Friday, September 11, 2009

Math Saved My Soul

My senior AP English teacher required we all get a subscription to the Atlantic Monthly. Eight years later and I am still forever in her debt. From there I began to read more of the New Yorker and when I moved to NYC a year later my appetite for such magazines and other journals had grown.

With my impending month off I am looking forward to so much, catching up on many of those rags is one of them. Eight years ago today, tragedy struck. I was in gym class when news of the towers being hit reached our high school. The gymnasium was a new annex to the school, separated by the cafeteria, and the theater. The news hit my ears in bits and pieces as I made my way through the halls to my civics class. People were in such shock, they couldn't get full sentences out. I heard "bombs," "New York," "Pentagon," "planes," "Twin towers." Then panic began to set in, "terrorists," "White House," "Boston," "GE" (which sent my head spinning, my father worked there). I didn't get any clear answers until I made it to my class, sat in my seat and turned around to my ex-boyfriend, who I sparingly spoke to due to the fact he was still a little sore about the way things had gone down between us,
"Sh---" was all I got out of my mouth, before Shawn said, "Two planes just crashed into the World Trade Center towers. They think a similar thing happened at the Pentagon. It's most likely a terrorist attack, but no other attacks have been reported." We watched the classroom t.v. sets like drones for the rest of the day . . . except in my math class.

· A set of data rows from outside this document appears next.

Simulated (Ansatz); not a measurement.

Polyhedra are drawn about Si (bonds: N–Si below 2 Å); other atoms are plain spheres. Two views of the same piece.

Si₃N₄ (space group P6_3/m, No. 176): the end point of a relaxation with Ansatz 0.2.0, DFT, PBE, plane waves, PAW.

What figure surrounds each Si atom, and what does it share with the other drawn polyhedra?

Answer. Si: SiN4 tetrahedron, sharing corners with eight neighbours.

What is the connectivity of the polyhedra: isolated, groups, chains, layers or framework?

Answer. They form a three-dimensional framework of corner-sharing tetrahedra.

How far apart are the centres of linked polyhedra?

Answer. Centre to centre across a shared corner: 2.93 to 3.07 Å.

Mrs. Latham was part expert math teacher/comedienne. Next to Mrs. Robinson she's another reason why math never kicked my butt. She looked at us and said,

"We could sit here and watch the same horror over and over again. But I don't know much about world politics save a few personal opinions of my own. What I do know is education, particularly education in math. I came here today prepared to teach you the tools you'll need to pass your AP Calculus exam in the spring and continue on with your bright futures. I will not let whatever force is out there stop me from teaching you, stop me from doing something that I love. You honor the dead by helping the living." We spent the rest of class solving for "y." There are some "why's" we may never solve for . . . but she taught me that we can shrivel up and cower in the corner or we can do whatever it is we do best in hopes to ameliorate. Accept your part of the struggle, one hand and one step at a time.

I had a hard time watching the news coverage myself. But this article surfaced weeks following the attack and struck a much needed chord in me, The Talk of the Town (09/24/01).